In automotive, it is being used for software-defined digital cockpits & advanced/cutting edge in-vehicle experiences, Advanced Driver Assistance Systems (ADAS), control systems and digital instrument clusters. Its reliability and safety are crucial in an environment where failures can have serious consequences. It is possible for QNX to isolate processes, ensuring that a failure in any of them does not cause the entire system to fail. This is a critical behavior for any safety-related system. 

Where Does QNX Stand Out 

Unlike most common computer operating systems, QNX is based on a microkernel architecture featuring a minimal kernel that includes only the essential services and drivers needed for the system to boot. These essential services and drivers are extensively tested and highly reliable, making system crashes almost impossible or exceptionally rare. 

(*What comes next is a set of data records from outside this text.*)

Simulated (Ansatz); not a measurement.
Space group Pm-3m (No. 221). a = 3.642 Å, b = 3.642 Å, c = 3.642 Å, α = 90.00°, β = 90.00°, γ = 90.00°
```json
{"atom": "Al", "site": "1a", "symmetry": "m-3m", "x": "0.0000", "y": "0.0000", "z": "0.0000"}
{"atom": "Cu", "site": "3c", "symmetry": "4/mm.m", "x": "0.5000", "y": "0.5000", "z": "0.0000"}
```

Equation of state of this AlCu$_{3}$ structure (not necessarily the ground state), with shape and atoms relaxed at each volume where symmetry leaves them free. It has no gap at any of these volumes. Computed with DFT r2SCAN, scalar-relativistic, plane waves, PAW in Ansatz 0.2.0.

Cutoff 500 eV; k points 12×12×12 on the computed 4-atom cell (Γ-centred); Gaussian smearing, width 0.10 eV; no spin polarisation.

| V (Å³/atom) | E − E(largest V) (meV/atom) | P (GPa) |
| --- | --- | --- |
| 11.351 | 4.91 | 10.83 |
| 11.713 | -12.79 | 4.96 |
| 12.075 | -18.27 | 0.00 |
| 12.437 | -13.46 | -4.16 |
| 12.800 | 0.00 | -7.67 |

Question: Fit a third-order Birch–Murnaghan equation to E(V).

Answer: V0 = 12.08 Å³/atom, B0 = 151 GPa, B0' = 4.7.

All other programs are loaded as processes, running in user space. If any process encounters a failure or unforeseen problems, the operating system can manage it and promptly restart it. This ensures that the system won’t reboot or freeze due to a crash during critical times. 

Like others RTOS, it also has process prioritization, which means that it allows to define what process runs first when are several services running concurrently. Another significant characteristic is its scalability for other components and devices while maintaining real-time constraints.  

The growing interest in microkernels is driven by their ability to improve reliability, while efficiency concerns continue to wane. The latest updates in QNX SDP 8.0 and QNX OS 8.0 show a clear commitment to adapting microkernels to modern needs, offering improvements in areas that benefit overall performance, especially in HPC designs.  

Moreover, it also supports multicore architectures, integration with emerging technologies like the Internet of Things (IoT), and modern safety standards compliance 

Critical Software’s Journey with RTOS 

Critical Software also started when three students discovered that there was interest in the work of their PhD thesis about fault injection in software. Thus, we’re no strangers to safety and security, as dealing with critical systems has been our driving force from the beginning. Along the way, we’ve gained extensive knowledge and experience in different domains, from railroad to space, and from automotive to aerospace. 

We’ve participated in software development and testing for devices that require the highest standards and most demanding certification processes. We've developed numerous solutions using RTOS and bare-metal implementations while meeting the rigorous standards of safety-critical markets. 

Critical Software with RTOS in Automotive Industry 

At Critical Software, we’ve gained experience with RTOS in several safety-critical areas. In the automotive industry, our most recent experience comes from the vSomeIP project, which is a component of the COVESA initiative. This is an implementation of the SOME/IP (Scalable Service-Oriented Middleware over IP) protocol, which was recently ported to QNX. 

We were involved in this initiative, as well as in porting its tests and verification and validation. Our extensive expertise in safety-critical systems, both in development, testing and validation, gives us the right perspective for new endeavors with RTOS systems. 

Conclusion 

QNX has been evolving and gaining more and more momentum in the automotive domain. But what about the future? Recently, providing support to containers and Kubernetes, releasing its latest 8.0 version for free noncommercial use, gives it a good differentiator to expand even further. This is a fundamental step, positioning to address future automotive technological challenges, like domain and zonal architectures. 

QNX has grown from fitting on a 1.44MB floppy disk to becoming a metaphorical giant in its field. In one sentence, QNX might be old, but it is still gold! And with decades of expertise in safety-critical systems, Critical Software is prepared to lead the way into the future of RTOS.